Kindergarten Cop CUT from Film Festival after anti-cop critics say it ‘romanticizes over-policing children’
KINDERGARTEN Cop has become the latest victim of cancel culture after it was pulled form a film festival for “romanticizing over-policing children”.
The 1990 comedy was due to appear at a drive-in festival in Portland this week, but critics said it celebrated the “school to prison pipeline”.
The film, which stars Arnold Schwarzenegger, was likened to Birth of a Nation and Gone With The Wind and had been scheduled to screen at NW Film Center’s Cinema Unbound on August 6.
The movie was filmed in Astoria, in Oregon, and celebrates its 30th anniversary this year.

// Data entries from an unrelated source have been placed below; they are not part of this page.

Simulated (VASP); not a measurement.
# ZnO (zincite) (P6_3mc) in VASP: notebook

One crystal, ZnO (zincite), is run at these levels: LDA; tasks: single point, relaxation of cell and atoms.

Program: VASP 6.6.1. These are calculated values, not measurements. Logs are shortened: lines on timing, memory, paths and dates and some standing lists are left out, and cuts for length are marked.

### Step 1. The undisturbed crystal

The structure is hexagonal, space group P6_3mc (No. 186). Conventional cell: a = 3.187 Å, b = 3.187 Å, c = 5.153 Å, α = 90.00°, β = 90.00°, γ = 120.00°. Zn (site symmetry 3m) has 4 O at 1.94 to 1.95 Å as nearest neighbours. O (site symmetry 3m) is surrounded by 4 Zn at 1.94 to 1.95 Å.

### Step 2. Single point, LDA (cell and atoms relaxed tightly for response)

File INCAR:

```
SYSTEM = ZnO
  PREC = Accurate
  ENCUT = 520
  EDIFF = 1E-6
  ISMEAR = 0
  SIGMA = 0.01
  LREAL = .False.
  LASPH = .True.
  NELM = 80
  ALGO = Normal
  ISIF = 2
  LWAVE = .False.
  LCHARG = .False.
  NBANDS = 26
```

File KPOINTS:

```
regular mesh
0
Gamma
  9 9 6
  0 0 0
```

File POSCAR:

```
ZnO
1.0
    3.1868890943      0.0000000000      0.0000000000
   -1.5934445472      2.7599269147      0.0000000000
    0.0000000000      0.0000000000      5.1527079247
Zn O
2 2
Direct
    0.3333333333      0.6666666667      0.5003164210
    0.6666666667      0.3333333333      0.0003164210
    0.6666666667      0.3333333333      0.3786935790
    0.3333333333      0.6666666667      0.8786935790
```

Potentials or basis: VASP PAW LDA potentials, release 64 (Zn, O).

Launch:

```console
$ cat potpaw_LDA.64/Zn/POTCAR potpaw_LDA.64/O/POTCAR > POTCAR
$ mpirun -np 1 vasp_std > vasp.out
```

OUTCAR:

The center had planned to show the film “for its importance in Oregon filmmaking history,” according to a press release.
However an online campaign, which involved a Portland author, led to the center announcing the cancelation following discussions with “staff and community members”,
Lois Leveen, author of The Secrets of Mary Bowswer, a novel based on the life of a slave-turned-spy, tweeted that it was a “weird time” to screen the film.
“”National reckoning on overpolicing is a weird time to revive Kindergarten Cop. IRL, we are trying to end the school-to-prison pipeline,” she said, according to the local paper.
“There’s nothing entertaining about the presence of police in schools, which feeds the ‘school-to-prison’ pipeline in which African American, Latinx and other kids of color are criminalized rather than educated. Five-and six-year-olds are handcuffed and hauled off to jail routinely in this country. And this criminalizing of children increases dramatically when cops are assigned to work in schools.”
In the movie, Schwarzenegger’s character John Kimble works as an undercover cop at a school in order to catch a drug kingpin, whose son attends the establishment.
Leveen also sent a message to the local paper, adding: “It’s true Kindergarten Cop is only a movie. So are Birth of a Nation and Gone With the Wind, but we recognize films like those are not ‘good family fun.
“They are relics of how pop culture feeds racist assumptions.”
“Thank you for your feedback,” the NWFC had said in a reply to Leveen’s initial tweets, which are now hidden from public view.
“Due to overwhelming demand, the Northwest Film Center has added a second showing of John Lewis: Good Trouble to the Cinema Unbound Drive-In at Zidell Yards.
“After discussion with staff and community members, however, we agreed that at this moment in history, John Lewis: Good Trouble is the right film to open this year’s Drive-In series.
“The additional showing on August 6 replaces Kindergarten Cop, which had been chosen for its importance in Oregon filmmaking history.”
A spokesperson for NWFC added the center’s decision was not just a result of Leveen’s comments, but “a dozen others, including Black community members who asked us to consider opening the Drive-In with a different movie”.
Instead, the center will add another screening of Good Trouble, about civil rights icon John Lewis, who died on July 17.